BM. Let’s start with the obvious question first – do we really need more products and services in IT for Sarbanes Oxley compliance? Why can’t IT executives approach this as they have with other reporting requirements – a yearly fire drill that can be done manually?
BA
. You can do it manually; however, it’s very expensive and not that beneficial. Sending out busloads of auditors to get a picture of your control environment is an intrusive, cumbersome process; it requires interviews and inspections that can distract from the business flow. What we discovered is that, for the most part, the things that really persuade auditors that your processes are compliant can be gotten remotely and systematically, which would pre-empt the need to send out all those auditors in the first place. So rather than offer more tools, what we try to do is deliver more visibility into risk and how it’s managed – which helps evaluate the operating effectiveness of the control environment.

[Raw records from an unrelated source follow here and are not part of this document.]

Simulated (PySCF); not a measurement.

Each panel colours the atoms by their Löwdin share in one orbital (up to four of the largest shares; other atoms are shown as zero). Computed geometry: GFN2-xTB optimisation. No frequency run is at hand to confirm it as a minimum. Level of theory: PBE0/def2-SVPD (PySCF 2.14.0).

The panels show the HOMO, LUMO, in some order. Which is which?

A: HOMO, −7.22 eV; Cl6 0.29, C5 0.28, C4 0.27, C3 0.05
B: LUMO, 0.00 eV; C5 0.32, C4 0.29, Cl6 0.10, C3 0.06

BM. How did you get started on developing these solutions?
BA.
Actually, we started on them before Sarbanes-Oxley became such a big issue. As you know, HP is a global company with dozens of data centers and thousands of applications, and we needed a way to evaluate the operating effectiveness of the control environment in order to govern that landscape. We couldn’t do it through traditional audit efforts because it was too expensive and cumbersome and the information it yields dates really quickly.

So about three years ago, we asked the auditors how long it took them to come to their conclusions in the course of their fieldwork, and asked them what they were looking for first. What we found was that the auditors tended to come to a conclusion about the outcome of an audit within about two days (even sooner for some of the more savvy ones). As a result, we tried to learn from those auditors what it was that they were looking at in those two days – what drove their intuition towards a particular outcome? We collected those indicators and categorized them into leading and lagging indicators for predicting the outcome of an audit, and worked out which of those indicators could be collected remotely and systematically. So that’s how we got started on compliance monitoring.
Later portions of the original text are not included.